Skip to main content

Set of tools to harvest, process and uplift (meta)data from metadata providers within the Helmholtz association to be included in the Helmholtz Knowledge Graph (Helmholtz-KG).

Project description

MIT license

Data Harvesting

This repository contains harvesters, aggregators for linked Data and tools around them. This software allows to harvest small subgraphs exposed by certain sources on the web and and enrich them such that they can be combined to a single larger linked data graph.

This software was written for and is mainly currently deployed as a part of the backend for the unified Helmholtz Information and Data Exchange (unHIDE) project by the Helmholtz Metadata Collaboration (HMC) to create a knowledge graph for the Helmholtz association which allows to monitor, check, enrich metadata as well as identify gabs and needs.

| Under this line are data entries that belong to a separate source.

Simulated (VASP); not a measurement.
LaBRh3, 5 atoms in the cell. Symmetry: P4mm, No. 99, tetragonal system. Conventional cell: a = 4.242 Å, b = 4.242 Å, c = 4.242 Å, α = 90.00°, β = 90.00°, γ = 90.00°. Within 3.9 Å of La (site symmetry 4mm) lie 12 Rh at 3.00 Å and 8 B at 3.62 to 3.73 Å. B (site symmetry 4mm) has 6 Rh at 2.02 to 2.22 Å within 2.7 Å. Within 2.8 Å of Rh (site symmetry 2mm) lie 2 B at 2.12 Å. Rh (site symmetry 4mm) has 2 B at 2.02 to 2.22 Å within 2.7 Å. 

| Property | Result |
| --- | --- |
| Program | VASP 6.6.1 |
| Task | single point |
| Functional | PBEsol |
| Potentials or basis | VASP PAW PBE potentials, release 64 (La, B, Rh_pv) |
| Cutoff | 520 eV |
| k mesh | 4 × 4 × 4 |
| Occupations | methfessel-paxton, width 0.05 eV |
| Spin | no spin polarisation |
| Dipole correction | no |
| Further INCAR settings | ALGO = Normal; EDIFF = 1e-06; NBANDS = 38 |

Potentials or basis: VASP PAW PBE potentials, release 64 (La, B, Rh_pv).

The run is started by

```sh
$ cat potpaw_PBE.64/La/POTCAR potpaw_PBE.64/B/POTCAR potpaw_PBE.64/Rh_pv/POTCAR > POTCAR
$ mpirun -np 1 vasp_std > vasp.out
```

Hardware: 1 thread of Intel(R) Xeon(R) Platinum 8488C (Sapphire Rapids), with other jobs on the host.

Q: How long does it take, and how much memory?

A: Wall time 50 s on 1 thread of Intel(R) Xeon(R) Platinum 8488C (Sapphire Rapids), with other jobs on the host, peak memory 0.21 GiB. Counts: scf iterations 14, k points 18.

Contributions of any kind by you are always welcome!

Approach:

We establish certain data pipelines of certain data providers with linked metadata and complement it, by combining it with other sources. For the unhide project this data is annotated in schema.org semantics and serialized mainly in JSON-LD.

Data pipelines contain code to execute harvesting from a local to a global level. They are exposed through a cmdline interface (cli) and thus easily integrated in a cron job and can therefore be used to stream data on a time interval bases into some data eco system

Data harvester pipelines so far:

  • gitlab pipeline: harvest all public projects in Helmholtz gitlab instances and extracts and complements codemeta.jsonld files. (todo: extend to github)
  • sitemap pipeline: extract JSON-LD metadata a data provider over its sitemap, which contains links to the data entries and when they have been last updated
  • oai pmh pipeline: extract metadata over oai-pmh endpoints from a data provider. it contains a list of entries and when they where last updated. This pipeline uses a converter from dublin core to schema.org, since many providers provide just dublin core so far.
  • datacite pipeline: extract JSON-LD metadata from datacite.org connected to a given organization identifier.
  • schoolix pipeline (todo): Extract links and related resources for a list of given PIDs of any kind

Besides the harvesters there are aggregators which allow one to specify how linked data should be processed while tracking the provenance of the processing in a reversible way. This is done by storing graph updates, so called patches, for each subgraph. These updates can also be then applied directly to a graph database. Processes changes can be provided as SPARQL updates or through python function with a specific interface.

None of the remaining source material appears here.